1. Given the `customers.csv` data file, what percent of `FirstName` fields are left blank?

In [22]:
count = 0
total = 0
for row_value in parsed_customer_data:
    total = total + 1
    if len(row_value["FirstName"]) <= 0:
        count = count + 1
solution_str = str(round((count * 100) / total, 2)) + "%"
print("01. Solution to question 1 is " + solution_str)

01. Solution to question 1 is 5.25%


2. Given the `customers.csv` data file, what percent of `LastName` fields are left blank?

In [23]:
count = 0
total = 0
for row_value in parsed_customer_data:
    total = total + 1
    if len(row_value["LastName"]) <= 0:
        count = count + 1
solution_str = str(round((count * 100) / total, 2)) + "%"
print("02. Solution to question 2 is " + solution_str)
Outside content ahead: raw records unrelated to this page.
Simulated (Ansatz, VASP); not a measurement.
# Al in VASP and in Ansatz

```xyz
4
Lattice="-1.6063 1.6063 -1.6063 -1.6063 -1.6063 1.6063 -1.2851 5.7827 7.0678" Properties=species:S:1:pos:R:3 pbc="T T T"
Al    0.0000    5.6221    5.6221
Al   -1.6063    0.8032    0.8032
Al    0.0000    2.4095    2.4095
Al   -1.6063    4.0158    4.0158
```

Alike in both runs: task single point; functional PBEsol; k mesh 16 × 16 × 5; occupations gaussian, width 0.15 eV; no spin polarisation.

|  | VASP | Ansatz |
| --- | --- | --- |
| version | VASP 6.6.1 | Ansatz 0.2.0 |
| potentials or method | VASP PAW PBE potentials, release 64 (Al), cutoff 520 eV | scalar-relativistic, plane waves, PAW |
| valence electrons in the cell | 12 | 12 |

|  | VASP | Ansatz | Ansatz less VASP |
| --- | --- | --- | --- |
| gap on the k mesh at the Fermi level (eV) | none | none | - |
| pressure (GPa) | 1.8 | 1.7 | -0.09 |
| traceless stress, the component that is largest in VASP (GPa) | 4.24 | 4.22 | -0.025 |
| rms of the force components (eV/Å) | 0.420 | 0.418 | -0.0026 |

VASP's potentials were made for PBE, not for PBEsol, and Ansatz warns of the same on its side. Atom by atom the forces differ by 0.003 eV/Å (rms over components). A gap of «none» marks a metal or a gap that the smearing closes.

02. Solution to question 2 is 3.18%


3. Given the `customers.csv` data file, what percent of `Zip` fields are left blank?

In [24]:
count = 0
total = 0
for row_value in parsed_customer_data:
    total = total + 1
    if len(row_value["Zip"]) <= 0:
        count = count + 1
solution_str = str(round((count * 100) / total, 2)) + "%"
print("03. Solution to question 3 is " + solution_str)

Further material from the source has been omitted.